Dirt-Cheap 3-D Spatial Audio

With the addition of free audio software, an ordinary inexpensive surround sound card becomes the basis for a 3-D cube for simulation, visualization or gaming.

Many computer systems set up for advanced gaming include Dolby Surround Sound. The typical speaker configurations are 4.1—four speakers and one subwoofer— 5.1 and 7.1. This system is designed for all speakers to be located on a plane centered at the listener, and thus it is not possible to have a sound truly be emitted from above or below the listener, although some systems attempt to simulate that effect. Imagine a game scenario where a monster is climbing down a wall above and behind the player while, at the same time, a mouse is scrambling across the floor behind the listener. In a planar surround system, the sound effects for both the monster and the mouse would come from the rear speakers, making it hard to distinguish the actual locations of the sound sources.

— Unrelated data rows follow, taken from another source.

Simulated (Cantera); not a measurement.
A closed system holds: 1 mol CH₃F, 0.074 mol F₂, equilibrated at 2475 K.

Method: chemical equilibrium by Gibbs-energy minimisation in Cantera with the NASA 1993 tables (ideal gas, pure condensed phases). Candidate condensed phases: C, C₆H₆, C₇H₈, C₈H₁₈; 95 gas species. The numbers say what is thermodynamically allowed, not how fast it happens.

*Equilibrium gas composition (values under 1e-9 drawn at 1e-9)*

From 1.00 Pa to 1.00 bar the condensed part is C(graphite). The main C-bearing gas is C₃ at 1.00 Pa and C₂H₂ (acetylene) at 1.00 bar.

With true 3-D spatial audio, the monster's sound effects could be played from speakers located to the back upper-left and the mouse's sound from speakers located to the back lower-left and back lower-right. In this setup, the player has a much better feel for what is creating the sound and where the sound is coming from. Now the player can arm the rocket launcher and turn toward the back upper-left directly and blast the monster—no need to aim toward the harmless mouse.

Spatial sound has been available for several years and primarily is employed in immersive virtual environments. The systems are not in mass-scale production and often must be installed by professionals, making them costly and out of the reach of most home users. We have devised a low-cost true 3-D spatial audio solution that requires only inexpensive consumer-level hardware and open-source software. This solution allows for the arbitrary placement of speakers, not necessarily co-planar as in other systems. Our 3-D spatial audio solution is the first that we are aware of to provide true 3-D sound at such a low cost.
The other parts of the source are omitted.